Andersen's e-procurement gambit is designed to leverage the burgeoning marketplace for indirect, Web-enabled procurement of business services and supplies. Consultants predict that Anderson can help its customers cut their costs by as much as 50 percent by utilizing outsourcing specialists to foster business relationships with their suppliers.
AC Ventures, Inc., the venture capital unit of Andersen Consulting, made an undisclosed majority equity investment in the venture. Sun made an equally undisclosed minority equity investment.
Scott McNealy, Sun chairman and chief executive officer, said the combination of the three companies means that success is imminent.
"Andersen Consulting's strengths in eProcurement and strategic sourcing combined with Sun and iPlanet technologies will provide the venture's customers with one of the most reliable, scalable eCommerce solutions available on the market today," McNealy said.

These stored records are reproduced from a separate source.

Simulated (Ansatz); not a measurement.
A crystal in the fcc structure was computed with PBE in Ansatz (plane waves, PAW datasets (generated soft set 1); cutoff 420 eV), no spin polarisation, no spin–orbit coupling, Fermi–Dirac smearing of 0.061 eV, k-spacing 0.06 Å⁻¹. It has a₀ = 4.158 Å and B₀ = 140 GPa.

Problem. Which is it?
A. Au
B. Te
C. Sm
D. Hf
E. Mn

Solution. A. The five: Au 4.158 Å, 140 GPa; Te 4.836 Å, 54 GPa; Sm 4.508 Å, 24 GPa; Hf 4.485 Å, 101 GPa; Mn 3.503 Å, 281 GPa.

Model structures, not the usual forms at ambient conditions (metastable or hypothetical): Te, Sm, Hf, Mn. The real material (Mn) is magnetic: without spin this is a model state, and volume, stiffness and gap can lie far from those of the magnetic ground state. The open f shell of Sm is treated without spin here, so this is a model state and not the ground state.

Joe W. Forehand, Andersen Consulting managing partner and chief executive officer, said its e-procurement venture would enhance the bottom line for the customers it serves.
"By combining the strengths of Andersen Consulting, Sun Microsystems and iPlanet, we are enabling businesses around the globe to extract new benefits from Internet-based procurement," Forehand said. "Our combined hardware, software, consulting and outsourcing services will unite to deliver a uniquely efficient and effective B2B solution to our clients."
The venture remains unnamed, but is scheduled to be fully operational late this year. Anderson's goal is to attract more than $200 billion in procurement spending by 2004.
Anderson will face stiff competition in the rush to get a piece of the e-procurement marketplace, which according to International Data Corporation research, may reach upwards of $1.4 trillion by 2003.